• Press Release

Ahead of the June 11 March For Our Lives, young activists and survivors will flood the Capitol with 50+ meetings to demand gun safety legislation

In five days, over 450 marches are planned to take place in D.C., across U.S. cities and internationally

Washington, D.C. – Amidst a surge in mass shootings, including in Buffalo, Uvalde, Tulsa and Philadelphia, Gen-Z is ringing the alarm on this unprecedented wave of violence by demanding federal gun safety legislation and rising up with a simple message: We won’t live like this.

After the deadliest school shooting in a decade claimed 21 lives on May 24th, Congress went on vacation while Americans continued to die from guns. Young organizers, survivors of gun violence, and teachers showed up in their districts—rallying outside of the offices of Texas Senator John Cornyn, Pennsylvania Senator Pat Toomey, Florida Senator Marco Rubio, and others—to force a conversation on common sense solutions to reduce gun violence. During in-district meetings last week, young people urged Congress members to immediately pass Universal Background Checks and Ethan’s Law, and to limit the sale of weapons of war, and raise the age requirement for select gun purchases.

To apply pressure in the week leading up to June 11th and beyond, March For Our Lives activists and survivors have arranged more than 50 bipartisan meetings on Capitol Hill to get these lifesaving laws passed. This moment is different. Fueled by a growing movement of Americans from all backgrounds, politicians are more willing to find common ground and work toward solutions. Real lives are being lost, and real children are suffering, including in their districts.

March For Our Lives will be on the Hill all week to look lawmakers in the eye and get commitments on record to curb this epidemic.

“We are a generation defined by the endless trauma of gun violence,” said Zoe Touray, 18, a survivor of the Oxford High School shooting. “From the countless school shootings, like the one at my high school this past November that left four of my classmates dead, to the everyday gun violence seen in city streets, it is evident that youth bear the brunt of this epidemic. This is far from inevitable. Our elected officials have decided to put party politics before our safety — before our lives. They have failed us, leaving us wondering who will be next.”

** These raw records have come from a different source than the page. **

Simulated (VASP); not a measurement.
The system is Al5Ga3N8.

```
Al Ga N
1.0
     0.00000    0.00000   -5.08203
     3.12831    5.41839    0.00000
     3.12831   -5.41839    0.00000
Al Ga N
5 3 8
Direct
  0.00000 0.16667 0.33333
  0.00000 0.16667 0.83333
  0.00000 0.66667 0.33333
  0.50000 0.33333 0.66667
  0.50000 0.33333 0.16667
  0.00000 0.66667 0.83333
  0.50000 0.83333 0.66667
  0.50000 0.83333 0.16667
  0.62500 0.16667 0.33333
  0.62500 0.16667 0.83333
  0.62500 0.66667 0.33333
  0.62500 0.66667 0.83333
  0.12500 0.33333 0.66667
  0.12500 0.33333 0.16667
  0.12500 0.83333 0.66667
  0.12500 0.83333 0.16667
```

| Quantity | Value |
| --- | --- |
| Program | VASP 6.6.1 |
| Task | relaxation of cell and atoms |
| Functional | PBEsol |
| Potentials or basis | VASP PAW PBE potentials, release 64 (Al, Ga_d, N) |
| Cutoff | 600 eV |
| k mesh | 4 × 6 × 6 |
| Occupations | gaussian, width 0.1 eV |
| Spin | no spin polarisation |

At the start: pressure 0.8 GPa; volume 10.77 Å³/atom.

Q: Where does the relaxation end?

“The reality is, nowhere and no community is safe. Our schools, our movie theaters, our homes,” said Mariah Cooley, a youth member of the Board of March For Our Lives. “No other country in the world experiences this terror and violence. This is uniquely American and our politicians are ok with it. Young people, the next generation to lead this country, are done waiting as they allow us to be slaughtered by the dozen. On June 11th, we take to the streets once again to demand our leaders do something before it is too late.”

On Saturday, June 11th, more than 450 marches are currently planned to take place in D.C. and across the world, including in Boston, Atlanta, San Antonio, Milwaukee, Munich, and Rome. Since we last marched, guns have become the leading cause of death for American children. In 2022, there have been over 200 mass shootings—more mass shootings than days of the year. This isn’t a concert or a spectacle; we are mobilizing to survive.


After a million of us marched in 2018, we saw historic changes to gun laws in state legislatures—over 150 pieces of state gun safety laws were passed, including tightening the requirements for purchasing firearms and raising the minimum age to own firearms in Florida; requiring universal background checks for firearm sales and enacting extreme risk protection orders in Virginia; and prohibiting firearms at election polling sites in Colorado. We registered hundreds of thousands of young voters, achieving 36% youth voter turnout in the 2018 midterms, the highest ever in a midterm election, and 50% youth voter turnout in the 2020 general election, including 100% voter turnout in the FL district that includes the University of Central Florida. We organized with communities to encourage states to invest in community violence intervention as a proven solution to reduce everyday shootings, and twelve states adopted this funding in 2021. We brought the NRA to its lowest favorability rating ever, and weakened it through legal action, resulting in an investigation by the New York Attorney General.

When we march, we make change. The failure of commonsense federal solutions to the gun violence epidemic rests squarely with Washington, where our leaders have refused to do their jobs and keep us alive. Young people and allies who support gun safety have done everything we’ve been asked to do to create change. If it takes mobilizing hundreds of thousands of Americans for Congress to budge on simple laws to stop mass death, we’re left with no other choice but to march.